ATLANTA -- Craig Kimbrel, Freddie Freeman, and Jason Heyward are set to receive significant raises. But each of these players might first have to experience a salary arbitration hearing to learn exactly what the Braves will be paying them during the upcoming season.
The Braves agreed to terms on one-year deals with Kris Medlen, Mike Minor, Chris Johnson and Jordan Schafer before having to exchange salary arbitration figures on Friday afternoon. But they were not able to reach agreements with Kimbrel, Freeman and Heyward, who stood as their only other unsigned arbitration-eligible players.
While the Braves are permitted to continue negotiating with each of their three unsigned arbitration-eligible players, there is a strong possibility that they will end up taking each of these players to a salary arbitration hearing that will be held at some point between Feb. 1-21 in St. Petersburg, Fla.
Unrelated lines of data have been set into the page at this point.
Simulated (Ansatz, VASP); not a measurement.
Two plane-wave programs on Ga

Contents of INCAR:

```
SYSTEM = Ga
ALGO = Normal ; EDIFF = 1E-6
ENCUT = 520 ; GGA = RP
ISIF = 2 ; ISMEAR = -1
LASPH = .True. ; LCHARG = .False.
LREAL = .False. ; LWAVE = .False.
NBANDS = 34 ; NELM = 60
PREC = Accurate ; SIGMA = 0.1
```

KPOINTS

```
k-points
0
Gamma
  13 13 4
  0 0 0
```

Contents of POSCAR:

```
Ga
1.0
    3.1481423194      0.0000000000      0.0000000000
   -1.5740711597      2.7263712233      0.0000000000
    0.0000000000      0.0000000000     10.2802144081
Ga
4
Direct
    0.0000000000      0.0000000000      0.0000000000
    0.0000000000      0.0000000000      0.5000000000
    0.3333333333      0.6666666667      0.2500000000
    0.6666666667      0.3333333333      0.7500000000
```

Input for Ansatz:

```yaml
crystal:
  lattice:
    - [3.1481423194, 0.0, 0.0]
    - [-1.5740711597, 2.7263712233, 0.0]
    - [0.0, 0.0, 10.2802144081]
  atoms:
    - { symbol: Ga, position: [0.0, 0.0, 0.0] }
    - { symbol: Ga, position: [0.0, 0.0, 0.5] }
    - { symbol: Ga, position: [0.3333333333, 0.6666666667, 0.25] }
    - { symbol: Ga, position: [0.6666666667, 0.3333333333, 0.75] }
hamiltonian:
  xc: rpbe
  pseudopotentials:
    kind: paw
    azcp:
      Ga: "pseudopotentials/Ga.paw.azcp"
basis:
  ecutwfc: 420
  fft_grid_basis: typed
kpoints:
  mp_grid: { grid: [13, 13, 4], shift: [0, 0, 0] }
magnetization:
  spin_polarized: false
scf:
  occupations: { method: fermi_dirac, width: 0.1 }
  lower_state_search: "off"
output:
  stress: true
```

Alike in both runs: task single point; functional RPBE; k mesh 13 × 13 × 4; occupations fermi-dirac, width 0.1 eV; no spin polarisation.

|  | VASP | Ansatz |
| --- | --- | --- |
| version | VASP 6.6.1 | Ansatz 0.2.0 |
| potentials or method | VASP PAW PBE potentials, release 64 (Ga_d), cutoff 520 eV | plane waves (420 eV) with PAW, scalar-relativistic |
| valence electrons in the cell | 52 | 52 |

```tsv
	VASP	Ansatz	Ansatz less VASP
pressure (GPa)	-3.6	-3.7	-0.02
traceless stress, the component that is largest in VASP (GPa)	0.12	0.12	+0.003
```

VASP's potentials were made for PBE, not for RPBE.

Over the past few seasons, Atlanta has made it known that it is a "file-and-trial club." This means the team plans to go to a hearing if it does not reach an agreement before the salary figures are exchanged.
The Braves haven't taken a player to a hearing since 2001, when they won their arbitration case against John Rocker. But the club was planning to go through this process with Martin Prado before he was traded to the D-backs last January.
Medlen agreed to a one-year deal worth $5.8 million. The 2.47 ERA he has compiled since July 31, 2012, ranks second only to Clayton Kershaw among all pitchers who have made at least 40 starts during this span. The 27-year-old right-hander made $2.6 million as a first-time arbitration-eligible player this past season.
Minor's salary will rise from $505,000 to $3.85 million. The 26-year-old left-hander notched a career-high 13 wins and exceeded 200 innings for the first time while posting a 3.21 ERA in 32 starts last year.
Johnson, who finished second in the National League with a .321 batting average, agreed to a $4.75 million salary for this upcoming season. The veteran third baseman proved to be quite a value as he made $2.29 million in 2013.
Schafer's one-year deal is worth $1.09 million. The versatile and athletic backup outfielder made $513,000 while hitting .247 with a .677 OPS last year. This was the first time he was eligible for arbitration.
Of the three players who have not yet reached an agreement, Heyward is the only one who is not experiencing the arbitration process for the first time. The 25-year-old outfielder will likely gain a raise of approximately $1 million from his $3.65 million salary.
Kimbrel's first-year arbitration status has drawn comparisons to Jonathan Papelbon, who received a $6.25 million salary when he was arbitration-eligible for the first time with the Red Sox after the 2008 season. Kimbrel's salary is expected to rise from $655,000 to somewhere between $7 million to $7.25 million.
Freeman, who finished fourth in this year's NL Most Valuable Player Award balloting, is expected to see his salary rise from $560,000 to the vicinity of $5 million.